Smith said it was not clear whether one punch or an accumulation of punches in the fight caused a swelling so pronounced that it pushed Johnson’s brain from the right side of his skull to the left. Unless punches to the head are made illegal or boxers both amateur and pro are required to wear full-face motorcycle crash helmets, head injuries will be a constant in the headhunting game. Sure, body shots are a beauty to watch, but the fatal beauty in boxing are the punches to the head and not many boxers would waste attacks to the body if the opportunity to batter the head and the brain is available.
“We had no further mode to improve his prognosis, so the family very correctly made the decision to withdraw care,” Dr. said. “He passed away very peacefully.” Is there any other way? Unless a person on the threshold of the great beyond thrashes around holding on for dear life, the dying fades away to become a part of the cosmos in cycle.
“There’ll be a lot of people who’ll take pokes at boxing for this. We can be better for protecting our athletes. But this was not a situation where anyone failed Leavander Johnson,” said Johnson’s promoter, Lou DiBella, Johnson’s associate for more than 10 years. “It was just God’s will. It’s a sport that’s inherently dangerous.”
CATHOLIC CONFESSION. Like a Catholic who goes to confession after a night of mortal sin only to fall again to the temptation, is like the way boxing reacts to fatalities. Don’t get me wrong, I don’t hate boxing. I like boxing. It’s the damage done that I detest. Hate the sin, not the sinner. Perhaps it’s something like guns. I hate the damage done to the human body by bullets but I like the act of shooting a firearm, the way power emanates from that metal, wood, plastic object in your hands, spewing lethal projectiles that, if this were a perfect world, would only strike cardboard targets.
Minus a gun in hand or a bird in the bush, boxing is power unto itself; knocking out someone senseless with a PacMan left straight, a Felix Trinidad hook, a Larry Holmes jab. That power can turn brain matter to mush. As one Free-For-All reader, Dr. Truce T. Ordoña, said in his e-mail, describing Freddie Roach, “his (PacMan’s) trainer who now battles Parkinsonism secondary to taking too many blows to the head.” Roach is a former pro (39-13 W-L record) himself who now talks with a pronounced slur/lisp which he could not or could have had even before undergoing brain battering as a pro pug. At least it was Roach’s choice to box.
Johnson too most likely could have chosen to be a pro. “What a wonderful guy this was. And I’ve never met anybody so proud or so grateful to achieve his dream,” Johnson’s promoter, Lou DiBella said. “If there’s any solace to be taken in this, it’s that he died doing what he loved. He died a champion.”
FORTUNATE. A live non-champion. A dead champion. Take your pick. Consider yourself fortunate. Johnson can’t. Not anymore.

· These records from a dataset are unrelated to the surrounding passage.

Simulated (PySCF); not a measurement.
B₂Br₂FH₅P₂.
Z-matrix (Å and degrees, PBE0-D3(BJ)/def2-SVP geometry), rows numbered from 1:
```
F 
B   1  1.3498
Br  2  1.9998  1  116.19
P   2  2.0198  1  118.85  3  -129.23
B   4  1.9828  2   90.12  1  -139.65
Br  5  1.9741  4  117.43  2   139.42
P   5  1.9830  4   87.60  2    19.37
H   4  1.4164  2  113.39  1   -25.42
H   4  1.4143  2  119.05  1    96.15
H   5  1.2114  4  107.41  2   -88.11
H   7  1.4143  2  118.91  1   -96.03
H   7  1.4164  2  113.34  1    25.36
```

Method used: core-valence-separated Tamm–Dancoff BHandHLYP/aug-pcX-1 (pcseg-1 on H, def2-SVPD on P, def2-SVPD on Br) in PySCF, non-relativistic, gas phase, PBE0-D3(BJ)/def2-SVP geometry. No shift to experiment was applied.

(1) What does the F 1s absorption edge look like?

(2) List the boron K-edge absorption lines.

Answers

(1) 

So why do boxers box? Why do sluggers slug? Because they like to. Because they earn a living that way. So why do people watch boxers and sluggers do what they do? Because it’s exciting. People like to watch violence. Violence is exciting. Have you ever seen an action movie without action? Take the punch-ups, shoot-’em-ups, the stabbings, the blood out of an Arnold Schwarzenegger movie and you have Jingle All the Way. A Schwarzenegger movie should have all the elements of exciting violence.
Everybody gets queasy in a highway accident but cars slow down and people can’t look away. So we love to watch human beings, male or female, batter each other in the ring, the Octagon, the basketball court, the football pitch, the streets. Blood and gore is dramatic, it’s exciting.
People involved in boxing, and that counts the whole human race, should not finger point and search their souls every time a poor sap gets his life cut off short in a gladiatorial encounter.
We like it. We put them there.
P.S. Filipino Ayon Naranjo, who fought in the undercard of the Sept. 25 WBA minimumweight title match between Cebu’s Eriberto Gejon and Japanese champion Yutaka Niida, which Gejon lost, is recovering from brain injury after his six-round bout with Venezuelan Jorge Linares.
P.P.S. Thank God for little favors.
(paulotaneo@yahoo.com)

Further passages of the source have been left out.